She was the first African American I wanked off over. I thank you.
Why didn’t they just rush a herd of pygmy goats on stage instead of this fiasco? At least we could have laughed and not felt bad about it. Yikes! I have a lot of Whitney’s music, but jeezuslousius! Not when I listen to her classics, I’m going to hear this horrifying permutation of what her voice once was. But in hindsight, I remember her previous live performances, and she seemed to screw her songs up back then too. A lot of this “speak sing” bit. A lot of people in denial in that audience I bet.
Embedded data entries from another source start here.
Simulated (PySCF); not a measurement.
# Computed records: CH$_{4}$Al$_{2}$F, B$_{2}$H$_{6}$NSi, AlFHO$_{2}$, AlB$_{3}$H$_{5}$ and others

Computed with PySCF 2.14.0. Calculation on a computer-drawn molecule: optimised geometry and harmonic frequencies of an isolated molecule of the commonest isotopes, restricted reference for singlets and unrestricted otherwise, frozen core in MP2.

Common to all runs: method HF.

Oh, I just realized something. I can now officially say, without fear of contradiction, that I SING BETTER THAN WHITNEY HOUSTON!!! YEEEEEHAWWW!!!!!!! And I even have asthma!!!
And IIIIIIeeeIIII…COUGH..splutter
Wow…Americans are very unforgiving…the fact that she has overcome a terrible addiction is much to be said about the fight in her. We all make mistakes, hers just happened to be seen by all because of her status. How many drug addicts are still singing, sounding terrible and you are still supporting them. And as for the African American Woman comment…And what year were you born…wake up…it’s 2009 and you are still talking about color…I bet you keep a white sheet in the trunk of your car too.
@terry
wtf do any of the previous statements have to do with race? As far as I can see, they refer to her asthmatic, embarrassing performance.
“Whitney done smoked her kneecaps off”, as Katt said..
I love Whitney Houston. She is human just like everyone else, and we as human beings we make mistakes. People only judge Whitney Houston in a negative way, because they themselves are negative people that have nothing better to do with their lives than to spread bitter negativity. She is a trooper, she has inspiration, she is truly a choosen one. The Lord pulled her through and saved her, because he has made her mighty and he has a plan for her. Everyone love Whitney Houston. She will continue to Prosper, she will also come accross a very Financailly Wealthy man who will fall in love with her. It will be said that Whitney Houston has found love again. So people just remember that in this life we must account for our actions and the words that come out of our mouth. Remember that when you wish to speak ill about someone.
I love whitney s music and all my sympathies to her for everything she s been through. I believe the whole world s mighty pleased Bobby Brown s outta her life.
But she sounded really horrible. Its a shame cause you except only the best from her. Her voice seem broken and cracked. Thats a major insult to the caliber of her singing.
Only hope her album silences her critics.